I would love to get a list of even say 3 or 5 books then that you think are "real". Im genuinely curious about this, i dont mean to come of as standoffish :)
1. The Wiley Handbook on the Development of Children's Memory by Patricia J. Bauer & Robyn Fivush. (A really excellent book, even if somewhat dated, a lot of it has withstood re-examination).
2. Memory Reconsolidation, edited by CM Alberini
3. The Nature of Emotion, Fundamental Questions 2nd Edition
Edited by Andrew Fox.
I mean just go on google scholar, look for chapters on a topic you find interesting. You will more likely get the real stuff that way than pop psychology books, or by reading frauds like Freud.
But why are these books everyone should read? or can read, for that matter. You just pointed to books meant to be read by people in the field. Like, I possess a book on the neurochemistry of memory formation, but I can't make heads or tails of it, frankly, because I don't have the background.
So, the books are going to be popular psychology almost by definition (and we really shouldn't continue the academic tradition of sneering at academics who write for the popular market. We need them).
I get your irritation about Freud. Dan Ariely and Daniel Kahneman are pretty relevant today, actually. I'd add these books:
* Decisions, Uncertainty and the Brain by Paul Glimcher
* Why Choose This Book: how we make decisions by Read Montague
So Subiculum, can you recommend books on memory that aren't intended to be read by academics in the field?
Update: Subiculum indicates that they read their first suggestion, the Wiley Handbook as an undergraduate, so I'm guessing that it is accessible enough for a general audience.

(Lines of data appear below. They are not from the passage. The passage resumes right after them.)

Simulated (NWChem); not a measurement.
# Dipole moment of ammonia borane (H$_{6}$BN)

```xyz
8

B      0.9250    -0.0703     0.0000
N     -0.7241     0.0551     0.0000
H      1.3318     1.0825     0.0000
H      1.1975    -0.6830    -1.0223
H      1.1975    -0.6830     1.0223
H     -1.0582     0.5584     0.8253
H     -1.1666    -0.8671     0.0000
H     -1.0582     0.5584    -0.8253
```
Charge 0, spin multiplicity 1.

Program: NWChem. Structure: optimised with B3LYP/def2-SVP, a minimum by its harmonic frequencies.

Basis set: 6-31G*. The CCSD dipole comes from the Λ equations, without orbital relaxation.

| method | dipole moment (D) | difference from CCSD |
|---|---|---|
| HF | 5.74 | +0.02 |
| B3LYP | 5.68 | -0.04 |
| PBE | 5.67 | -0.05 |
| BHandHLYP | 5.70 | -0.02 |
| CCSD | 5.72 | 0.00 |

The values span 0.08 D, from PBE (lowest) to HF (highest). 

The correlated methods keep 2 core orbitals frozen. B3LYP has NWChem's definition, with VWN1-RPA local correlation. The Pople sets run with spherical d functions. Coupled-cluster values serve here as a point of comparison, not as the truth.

I think it is still useful to read Freud, assuming you don't take it as gospel and consider when he wrote it and how little was known at the time. In my opinion, Freud was a brilliant man. The fact that some of his ideas are so obviously false today might serve as immunization against hubris, with which some of us do not realize that many of our ideas will seem absurd in a hundred years.
I think it is useful to read Freud primarily so that you can appreciate his influence on the history of ideas. The ideas themselves are not really of any contemporary interest, imo.